Starbucks lost a significant trademark appeal before a panel of three judges of the U.S. Court of Appeals for the Second Circuit in a case that it had brought against a small coffee shop that had named itself "CHARBUCKS".
Starbucks had filed a trademark infringement and dilution suit in federal court in New York against Black Bear Micro Roastery, which is operating a "CHARBUCKS"-named coffee shop in Tuftsboro, New Hampshire.
Starbucks' legal claim rested almost entirely on the theory that the play on the word STARBUCKS by Black Bear constituted dilution by blurring.
Blurring is a species of trademark dilution that does not require that consumers are confused into thinking that the Plaintiff makes, endorses or sponsors the Defendant's products or services, but merely that the unauthorized use is likely to "blur" the mark's distinctive quality.

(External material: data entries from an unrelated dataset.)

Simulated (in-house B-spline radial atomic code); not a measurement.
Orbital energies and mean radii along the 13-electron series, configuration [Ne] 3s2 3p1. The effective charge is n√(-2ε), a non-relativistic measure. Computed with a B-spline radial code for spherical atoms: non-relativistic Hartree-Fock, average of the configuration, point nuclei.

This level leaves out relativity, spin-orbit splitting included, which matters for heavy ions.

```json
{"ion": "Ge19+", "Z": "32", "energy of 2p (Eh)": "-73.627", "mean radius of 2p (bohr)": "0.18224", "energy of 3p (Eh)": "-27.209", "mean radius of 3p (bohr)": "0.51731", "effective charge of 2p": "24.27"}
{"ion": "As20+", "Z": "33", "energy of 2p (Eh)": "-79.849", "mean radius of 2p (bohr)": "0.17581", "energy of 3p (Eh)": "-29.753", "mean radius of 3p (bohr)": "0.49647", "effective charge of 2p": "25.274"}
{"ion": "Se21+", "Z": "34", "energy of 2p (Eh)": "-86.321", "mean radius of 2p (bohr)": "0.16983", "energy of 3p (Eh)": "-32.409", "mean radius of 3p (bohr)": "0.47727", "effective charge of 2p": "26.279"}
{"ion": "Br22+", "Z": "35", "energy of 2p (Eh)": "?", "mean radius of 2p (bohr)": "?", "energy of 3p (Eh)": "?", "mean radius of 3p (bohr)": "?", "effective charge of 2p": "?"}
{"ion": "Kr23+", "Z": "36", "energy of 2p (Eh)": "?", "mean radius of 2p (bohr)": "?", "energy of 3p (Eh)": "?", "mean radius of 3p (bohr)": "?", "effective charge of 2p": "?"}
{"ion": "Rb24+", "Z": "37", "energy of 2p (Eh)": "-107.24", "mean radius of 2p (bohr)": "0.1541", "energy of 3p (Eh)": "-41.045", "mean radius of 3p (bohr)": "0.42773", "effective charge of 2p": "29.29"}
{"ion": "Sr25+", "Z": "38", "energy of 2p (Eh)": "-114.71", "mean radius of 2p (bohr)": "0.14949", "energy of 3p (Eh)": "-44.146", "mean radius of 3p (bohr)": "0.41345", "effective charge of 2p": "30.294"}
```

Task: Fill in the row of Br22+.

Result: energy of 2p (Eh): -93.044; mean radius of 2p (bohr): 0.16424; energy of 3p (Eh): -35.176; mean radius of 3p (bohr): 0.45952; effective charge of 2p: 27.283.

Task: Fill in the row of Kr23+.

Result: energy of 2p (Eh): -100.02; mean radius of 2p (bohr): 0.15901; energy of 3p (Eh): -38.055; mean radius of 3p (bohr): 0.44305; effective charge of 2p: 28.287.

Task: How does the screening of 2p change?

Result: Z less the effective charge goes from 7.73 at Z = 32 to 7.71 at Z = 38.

Blurring is distinct from the tarnishment theory of dilution, which seeks to determine if the famous mark is being called into disrepute by association with unsavory themes or words.
After a two day bench trial, the District Court rejected Starbucks' evidence, and found that the Defendant's use was not likely to blur the fame or distinctiveness of the famous Seattle coffee brand.
Starbucks subsequently appealed, and this week, a panel of three judges unanimously agreed that Starbucks had failed to carry its burden of proof at trial. Starbucks has said that it respects but disagrees with the panel's decision. Starbucks may seek review by the entire Circuit Court, in a rare but not unprecedented legal maneuver.